Major foreign investment banks are turning increasingly bullish on Korea’s equity market, with projections suggesting the benchmark Kospi could climb over 3,200 points within the next 12 months, driven by government-led reforms aimed at improving corporate governance and bolstering shareholder protections.

Citigroup raised its 2025 Kospi target to 3,300, up from a previous projection of 2,900, citing President Lee Jae Myung’s push to overhaul the chaebol-dominated corporate governance system long blamed for the so-called “Korea discount.”

The Kospi has gained on nine out of the past 10 trading days this month, delivering a return of 9.36 percent. The main board climbed nearly 30 percent from its low in April.

The bank pointed to planned revisions to the Commercial Act, led by the ruling Democratic Party of Korea, as a potential catalyst for further gains in Korean equities.

“We believe the proposed revisions, if implemented, should pave the way for greater transparency in Korean corporate governance and support stronger shareholder return policies,” Citi said in a report released Wednesday.

The planned legislative changes would require conglomerates with assets exceeding 2 trillion won to adopt cumulative voting. The mechanism allows shareholders to cast all their votes for a single board candidate, enhancing the fairness of board elections and curbing concentrated control by large stakeholders.

JP Morgan also revised its 12-month Kospi target to 3,200 points and upgraded Korea to overweight. The bank cited the country’s improving political stability and the potential for structural reforms to unlock long-suppressed value.

Foreign ownership of Korean equities remains around 30 percent, near levels last seen during the global financial crisis, according to JP Morgan. The firm sees corporate governance legislation and progress in US-Korea trade negotiations as potential triggers for a re-rating of Korean assets.

Sectors poised to benefit from the reform agenda include memory chip, finance, defense, holding companies, chemicals and consumer goods, according to the bank.

The broader mood in the market is also being shaped by a resurgence in foreign investor inflows. Korean exchanges reported net foreign purchases exceeding 2 trillion won ($ 1.46 billion) in May, reflecting renewed confidence following the restoration of political stability.

Foreign investors poured about 1 trillion won into the market on each of three consecutive trading days in early June, coinciding with the Kospi’s brief rally past 2,900 after the new government took office.

Onshore, investor sentiment remains strong. Domestic cash holdings reached a record high of around 62 trillion won as of June 2025, offering further support for inflows into equities.

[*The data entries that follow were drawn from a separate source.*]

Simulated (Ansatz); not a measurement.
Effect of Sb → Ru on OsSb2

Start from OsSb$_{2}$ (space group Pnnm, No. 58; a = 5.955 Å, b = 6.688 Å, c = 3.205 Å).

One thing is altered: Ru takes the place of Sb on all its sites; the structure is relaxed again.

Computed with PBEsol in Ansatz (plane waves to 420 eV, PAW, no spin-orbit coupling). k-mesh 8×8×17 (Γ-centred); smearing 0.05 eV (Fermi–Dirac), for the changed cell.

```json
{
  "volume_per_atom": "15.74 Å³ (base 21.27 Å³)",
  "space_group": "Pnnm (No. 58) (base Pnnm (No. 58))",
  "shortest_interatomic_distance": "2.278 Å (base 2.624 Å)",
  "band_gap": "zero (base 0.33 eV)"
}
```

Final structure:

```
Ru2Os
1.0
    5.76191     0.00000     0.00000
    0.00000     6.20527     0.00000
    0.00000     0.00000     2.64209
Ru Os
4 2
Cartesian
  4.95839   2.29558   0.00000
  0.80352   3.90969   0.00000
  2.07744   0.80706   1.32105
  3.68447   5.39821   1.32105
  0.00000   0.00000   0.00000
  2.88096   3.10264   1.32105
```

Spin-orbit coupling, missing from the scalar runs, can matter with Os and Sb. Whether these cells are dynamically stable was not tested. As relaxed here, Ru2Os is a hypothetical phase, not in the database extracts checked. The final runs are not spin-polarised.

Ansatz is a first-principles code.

Some analysts, however, caution that the recent rally’s rapid pace could prompt near-term corrections amid geopolitical tensions and trade-related uncertainties.

Korean brokerages have also started to revise their Kospi forecasts higher. Some now see the index surpassing 3,000 points in the second half of 2025 and into early 2026, reflecting growing confidence in the government’s ability to reduce policy risk and advance shareholder-friendly initiatives.

KB Securities now sees the Kospi reaching 3,240 within the next 12 months. The brokerage points to sustained re-rating momentum, with key sectors such as finance, nuclear energy, defense and holding companies driving gains.

“While short-term volatility remains a risk, the structural narrowing of Korea’s valuation gap suggests room for further upside in leading names,” said Kim Dong-won of KB Securities.